Friday, April 28, 2017

A Warning To The Curious

Morning varmints - well today I have decided to use the title of my very favourite MR James story and BBC Christmas Ghost Story, simply because I can.  
It sort of works.

I am no doubt sure you've all bought secondhand cameras before, well, here-in lies a tale of woe with regard to that subject so horrendously awful it'll have you wringing your withers and crying into your pint o'meths. 
Oh yes, it's that bad.

But first let me preface:
A couple of weeks back, in a fit of "We're all doomed in a nuclear/end of world/environmental disaster beyond all imagination sort of way" I went mental again and promised to pay myself back or sell a kidney just to make ends meet, and on the sage advice of Bruce who said:

"The 60mm and a 150mm on the Hasselblad would make a nice kit Phil . . ." 

or something like that, I purchased a very nice 1990 150mm CF Sonnar for the Hasselblad. It is in really lovely condition and I am delighted. 
I have to say, you know people go on about things snapping in and out of focus just like that? well, this is the lens for it. It's as clear as day on the VF even with as poor eyesight as mine. 
Anyway, last weekend I decided to test it out on a trip to St Andrews - the photos are shite (that'll save you looking at them) but they showed me the potential of the lens on a tripod (which I wasn't using).
Here they are:



Contact Sheet - TMX 100, EI 50, Pyrocat-HD





Not My Family

Not My Family Either

They're Not Mine Either



Anyway, having made a few cursory test prints on the last of the Fotospeed RC, I was knocked aghast.
There!
Yes, there!! 
Marks!!!
Top left corner of all the frames . . . !!!!
The wailing and gnashing of teeth took me into proper, out-of-it territory, and then in a brief moment of lucidty before the walls of madness closed in again, it struck me and the Time Machine got to working again and I remembered a time long, long ago, when yer Sheephouse was all but an egg, and the planets hadn't yet formed, and all was blackness and void and noxious gasses.


Not An Out Of Focus Alien Armada

Ditto


You see what I mean?
When I did examine them closely I knew exactly what they were.
If you're a Roy (Cropper . . .tsk tsk, Corrie fans) this probably won't affect you, but if, like me, you only ever print full-frame, then this is a very very pertinent thing. 
And you know what, years and years back I'd written an article about it, so here it is:


DUST DONKEY AND THE HAIRY MARY PROBLEM

I know this is stating the obvious, but it only becomes truly obvious when it happens to you and things are spoiled by it. 
Here's a truism - in photography, cleanliness is next to godliness.

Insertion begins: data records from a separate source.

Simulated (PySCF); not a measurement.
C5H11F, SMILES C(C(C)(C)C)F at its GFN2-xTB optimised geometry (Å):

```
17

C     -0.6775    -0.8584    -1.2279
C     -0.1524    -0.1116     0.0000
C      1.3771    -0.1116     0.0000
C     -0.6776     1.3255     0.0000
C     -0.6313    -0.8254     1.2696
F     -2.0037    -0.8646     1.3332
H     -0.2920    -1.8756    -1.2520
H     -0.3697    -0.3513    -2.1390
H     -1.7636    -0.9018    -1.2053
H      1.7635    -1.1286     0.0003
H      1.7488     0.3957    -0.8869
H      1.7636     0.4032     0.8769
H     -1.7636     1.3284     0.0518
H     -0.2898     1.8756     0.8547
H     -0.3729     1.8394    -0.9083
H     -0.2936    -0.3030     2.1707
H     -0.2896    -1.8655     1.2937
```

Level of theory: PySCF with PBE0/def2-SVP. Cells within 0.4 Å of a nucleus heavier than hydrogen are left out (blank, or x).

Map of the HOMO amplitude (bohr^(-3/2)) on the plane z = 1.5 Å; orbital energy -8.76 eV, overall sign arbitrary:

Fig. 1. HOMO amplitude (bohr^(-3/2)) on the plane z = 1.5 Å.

There, I'll repeat that, in photography, cleanliness is next to godliness.
There is so much emphasis placed upon lens cleanliness that other areas are totally ignored - for instance how many things have you read that say that you must check inside your camera body for dust and particles?  
Eh?
Go on, I'm waiting . . .
Thought so. 

This was driven home to me recently after I had spent a week on holiday and taken three rolls of images which I obviously wouldn't be able to repeat again; we'd got home; I developed them, examined them with a loupe and then . . . 
AAAARRRRGH! . .  
Left hand side, about halfway down the frame, a hair - just one, but enough to make big problems on sky areas.  
Not only was the air blue, but the feeling of having captured something special vanished immediately.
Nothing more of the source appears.